So as August draws to a close few will look back on it fondly but remember it for a plethora of bad news and social unrest.
This month is set to have the third biggest trading range for the FTSE 100 on record which indicates just how volatile things have been.
We all know now that global growth is going to be slower this year and next, beyond that who knows, but the knock-on effect it is having on consumer and business confidence is worrisome. Yesterday’s confidence data from both the US and EU plunged in line with the recent stock market falls and even this morning an important UK measure showed a sharp decline to it's lowest levels since April. Confidence is key to the recovery as businesses and individuals that are concerned about growth prospects will simply not invest the cash they have sitting waiting to be invested. Consumers are already cash strapped due to falling real earnings and higher inflation, so how can they be confident about the next six months or so? The consumer makes up a major part of the economy, contributing some 70% to it, so a further slow down from the low levels we already see will not help things. Even businesses which conversely are quite cash rich at the moment are keeping money aside for a rainy day as opposed to investing it and again why would you look to expand now when you know that the overall economy is slowing.
Last night’s FOMC minutes did little to offer more than what the Fed’s Chairman said last week at Jackson Hole and so investors now look to the next FOMC meeting which is in the latter half of September.

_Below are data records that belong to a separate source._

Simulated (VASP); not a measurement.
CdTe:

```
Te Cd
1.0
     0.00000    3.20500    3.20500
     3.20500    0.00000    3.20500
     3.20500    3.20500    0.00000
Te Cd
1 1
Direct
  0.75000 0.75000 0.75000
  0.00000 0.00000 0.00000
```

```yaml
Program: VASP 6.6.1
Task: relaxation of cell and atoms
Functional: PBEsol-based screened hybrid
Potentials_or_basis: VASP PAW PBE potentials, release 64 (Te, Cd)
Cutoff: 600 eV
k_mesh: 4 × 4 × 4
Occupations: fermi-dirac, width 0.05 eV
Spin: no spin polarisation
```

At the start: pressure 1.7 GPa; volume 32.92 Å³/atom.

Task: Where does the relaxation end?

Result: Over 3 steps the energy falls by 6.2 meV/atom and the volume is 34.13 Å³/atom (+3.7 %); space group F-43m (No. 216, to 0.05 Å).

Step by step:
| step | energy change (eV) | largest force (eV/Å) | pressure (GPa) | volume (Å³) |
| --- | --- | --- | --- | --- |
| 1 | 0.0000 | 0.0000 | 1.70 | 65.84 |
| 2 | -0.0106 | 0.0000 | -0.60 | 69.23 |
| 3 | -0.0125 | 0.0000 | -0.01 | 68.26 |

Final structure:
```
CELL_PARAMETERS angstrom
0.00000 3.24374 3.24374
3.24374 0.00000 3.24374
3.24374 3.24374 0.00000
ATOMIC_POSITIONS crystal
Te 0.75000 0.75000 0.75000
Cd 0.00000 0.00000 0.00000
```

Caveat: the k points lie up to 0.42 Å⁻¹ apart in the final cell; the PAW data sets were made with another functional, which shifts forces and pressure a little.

Despite all the doom and gloom the FTSE is holding up well and has already made an attempt at getting over the 5300 level. The markets have had a massive shake out and corrected to the downside due to the revisions downwards to global growth however any bad economic data now seems to be followed by equity market strength. This indicates that investors are pinning their hopes on another bout of QE from the Fed which in turn is boosting gold prices. At the time of writing the FTSE is at 5295 having achieved a close above last week’s high which is quite encouraging for the bulls in the short term. Their next targets will be 5360 and 5390 which might even suggest the rout is over if we close above the higher target.
On the economic data front today we see the non farm payroll’s prelude in the form of ADP employment data. It’s hard to see the number coming in as high as the expected 100k due to the terrible data that’s been released recently so don’t be surprised if things come in worse than 100k, but as mentioned this might even cause markets to rally!
Currency markets are flat this morning on the whole with a smidgen of dollar weakness. The euro recouped losses following the poor EU confidence number in the morning after the US confidence data disappointed and just now EUR/USD has surged back above the 1.4400 level to 1.4460 following better than expected German unemployment data. Over the near term resistance is seen at 1.4475 and then 1.4525/50 with support expected at 1.4380/50 and then 1.4290.
Gold as mentioned was boosted by the bad data and we can probably expect further strength from the yellow metal if the data remains poor. A little bit of profit taking this morning brings us to 1829 so near term support and resistance are seen at 1810, 1770/42 and 1855/71/95 respectively.